DCN ARCHIVES

September 18, 2006

Innovation

Discovery sends engineers around a bend

New formulation provides users flexibility and product strength

Fibre-reinforced concrete has been used since the ancient Egyptians added straw to clay bricks for resilience and strength. Today’s modern engineers have taken the concept much further, developing a product they call “bendable concrete.”

Dr. Victor Li, professor of Civil and Environmental Engineering at the University of Michigan, and his team of researchers have developed the product, called Engineering Cementitious Composite (ECC).

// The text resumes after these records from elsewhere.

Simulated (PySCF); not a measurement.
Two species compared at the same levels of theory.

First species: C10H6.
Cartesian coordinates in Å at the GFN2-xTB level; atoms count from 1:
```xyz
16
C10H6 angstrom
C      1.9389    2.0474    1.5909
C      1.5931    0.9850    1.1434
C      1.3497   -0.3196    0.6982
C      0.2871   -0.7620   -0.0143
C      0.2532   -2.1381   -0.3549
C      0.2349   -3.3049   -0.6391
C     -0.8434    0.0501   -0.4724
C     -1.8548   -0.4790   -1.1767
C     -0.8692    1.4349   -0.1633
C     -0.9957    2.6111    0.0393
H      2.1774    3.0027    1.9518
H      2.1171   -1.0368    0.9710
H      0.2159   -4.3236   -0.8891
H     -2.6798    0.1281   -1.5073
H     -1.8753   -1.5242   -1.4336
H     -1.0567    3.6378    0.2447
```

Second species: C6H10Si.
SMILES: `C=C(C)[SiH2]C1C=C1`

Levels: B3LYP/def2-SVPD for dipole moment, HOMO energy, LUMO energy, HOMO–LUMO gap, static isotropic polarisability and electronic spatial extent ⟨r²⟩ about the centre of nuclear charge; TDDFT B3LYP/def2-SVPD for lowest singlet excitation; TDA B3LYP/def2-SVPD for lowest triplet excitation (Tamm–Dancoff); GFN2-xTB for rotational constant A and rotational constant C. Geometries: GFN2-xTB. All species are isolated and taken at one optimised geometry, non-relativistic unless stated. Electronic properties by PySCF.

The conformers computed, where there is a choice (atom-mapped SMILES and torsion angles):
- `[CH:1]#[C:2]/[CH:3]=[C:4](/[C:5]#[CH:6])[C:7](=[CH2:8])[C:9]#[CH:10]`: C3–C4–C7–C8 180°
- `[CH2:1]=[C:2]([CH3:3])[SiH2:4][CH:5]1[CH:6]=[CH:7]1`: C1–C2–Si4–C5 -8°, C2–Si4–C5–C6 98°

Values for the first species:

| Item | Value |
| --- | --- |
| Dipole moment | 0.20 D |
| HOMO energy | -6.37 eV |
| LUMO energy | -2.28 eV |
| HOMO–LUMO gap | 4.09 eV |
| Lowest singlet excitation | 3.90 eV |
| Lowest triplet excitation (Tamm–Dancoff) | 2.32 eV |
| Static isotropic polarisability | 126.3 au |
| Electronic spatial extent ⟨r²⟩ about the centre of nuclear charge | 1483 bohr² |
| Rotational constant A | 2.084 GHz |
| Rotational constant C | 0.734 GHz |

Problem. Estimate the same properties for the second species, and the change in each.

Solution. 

While traditional concrete has proved its strength under compression, it lacks inherent tensile strength. The addition of fibres made of polyvinyl alcohol (PVA) allows concrete to stretch and bend, while making ECC up to 40 per cent lighter than traditional mixes and up to 500 times more resistant to cracks.

“What makes it different is the deliberate choices in the amount and type of size of these components,” says Dr. Li.

“It isn’t just the use of the PVA fibres, because ECC technology is not tied to one particular fibre additive. The ingredients aren’t exotic, just normal cement, sand, water, fly ash and polymers. But each of the components must be mixed in a particular way to give the product its ductile characteristics, although the product can be mixed by trained contractors using conventional construction equipment.”

While ECC is three times more costly by volume than traditional concrete, typical applications use far less of the product.

The Mihara Bridge in Hokkaido, Japan used ECC to reduce the thickness of the road deck from 230 millimetres to 50 millimetres. ECC is being by the Michigan Department of Transportation (MDOT) in various real-life applications.

“The longest trial is a patch repair in Ann Arbor that has gone through three years of freezing and thawing cycles,” says Dr. Li. “The product has come out very well and remained in good condition under heavy truck traffic. The adjacent concrete that was applied within a day of the ECC is already showing cracks.”

He estimates that the repair will hold for at least 10 years.

This summer, MDOT has used the bendable concrete to repair a bridge in Ypsilanti.

“In this case, we’re using ECC in a large strip to replace a conventional expansion joint linking two adjacent slabs of regular concrete,” says Dr. Li.

“Because of its flexibility, this material will be asked to stretch and perform all of the functions of a traditional expansion joint, which usually requires extremely high levels of maintenance. The product looks and feels like regular concrete, so motorists driving over the bridge won’t even feel the expansion joint under their tires. It will be like a continuous ribbon of concrete.”

“The ingredients aren’t exotic, just normal cement, sand, water, fly ash and polymers. But each of the components must be mixed in aparticular way.”

Dr. Victor Li

University of Michigan

Because ECC can be mixed to various tolerances, the expansion joint test is quite experimental, says Steve Kahl, supervising engineer, experimental studies with MDOT.

“If we can replace the expansion joints, we can prevent road salt from getting through the bridge into the pier and the bridge supporting structure beneath. Our initial assessment showed the material was more flexible than regular concrete, but there was cracking. While the first round of tests doesn’t show spectacular results, that’s a huge amount of stress put on the material in that application. We did some tweaking of the formula to see if the ECC will stop those cracks from growing.”